For me, a way of being gentle with my children is believing in their innate goodness and ability to grow. Like most parents, I get anxious when my children do not achieve milestones according to the traditional schedule. If one of them does something that I perceive as "not right," it takes an effort for me to have faith that they will not grow up to be unintelligent, immoral delinquents.

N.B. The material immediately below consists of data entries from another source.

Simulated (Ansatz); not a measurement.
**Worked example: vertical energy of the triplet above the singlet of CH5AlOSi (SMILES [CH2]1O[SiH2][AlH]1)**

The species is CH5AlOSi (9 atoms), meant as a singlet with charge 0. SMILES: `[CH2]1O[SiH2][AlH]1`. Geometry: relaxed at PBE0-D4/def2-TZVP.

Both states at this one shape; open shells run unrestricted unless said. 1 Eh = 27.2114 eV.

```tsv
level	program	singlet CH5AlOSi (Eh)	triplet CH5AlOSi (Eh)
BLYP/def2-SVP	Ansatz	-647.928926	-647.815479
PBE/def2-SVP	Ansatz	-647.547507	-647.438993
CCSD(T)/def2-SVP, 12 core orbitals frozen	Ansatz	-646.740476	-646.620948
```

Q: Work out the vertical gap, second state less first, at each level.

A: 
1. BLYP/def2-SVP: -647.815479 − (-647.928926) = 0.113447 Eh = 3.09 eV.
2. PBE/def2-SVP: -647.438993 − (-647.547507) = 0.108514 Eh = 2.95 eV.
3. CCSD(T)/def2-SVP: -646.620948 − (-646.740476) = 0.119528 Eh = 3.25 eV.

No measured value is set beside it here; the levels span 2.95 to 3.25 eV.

While I can guess at the reasons why our children take their time to develop some skills, the reasons aren't the relevant point. The important thing is that a gentle parent allows the child to set the pace of their own growth, knowing that the child's natural state is to grow toward their greatest potential. This does not mean that we just stand by and watch. There are times when it is most helpful for us to hand them a new tool, or show them a different approach, or give helpful guidelines. There have been times when my girls have needed a loving nudge toward a goal I knew they were ready for, but they were still hesitant about. There have been times when they weren't ready even after my nudge. Then we waited some more.
It is not easy to be gentle in this way. My first instinct is to crush my kids, then manage them. Or another favorite of mine seems to be to ignore parenting for a few minutes. Gentleness requires patience and attentiveness. It is not convenient to be gentle. It is easier to bully than to make a game of something my child does not want to do.
I have been most fortunate to have many role models of gentle parenting around me. This was the result of sheer luck, no intelligent choice on my part! Without the examples of my friends, I never would have been able to trust that my children really would mature if given the time and space. I think we forget that this one of RAHA's most vital roles. I have needed to witness the growth of the children in other families in order to trust in my own. I think our vision supports this role and it makes our organization unique. It also means that many people need a lot of time to get used to what we're trying to advocate. So I thank my friends who have inspired me and shown me the way. None of us are perfect, but knowing that it is possible for a bunch of us at least some of the time makes gentle parenting an attainable goal instead of an elusive ideal.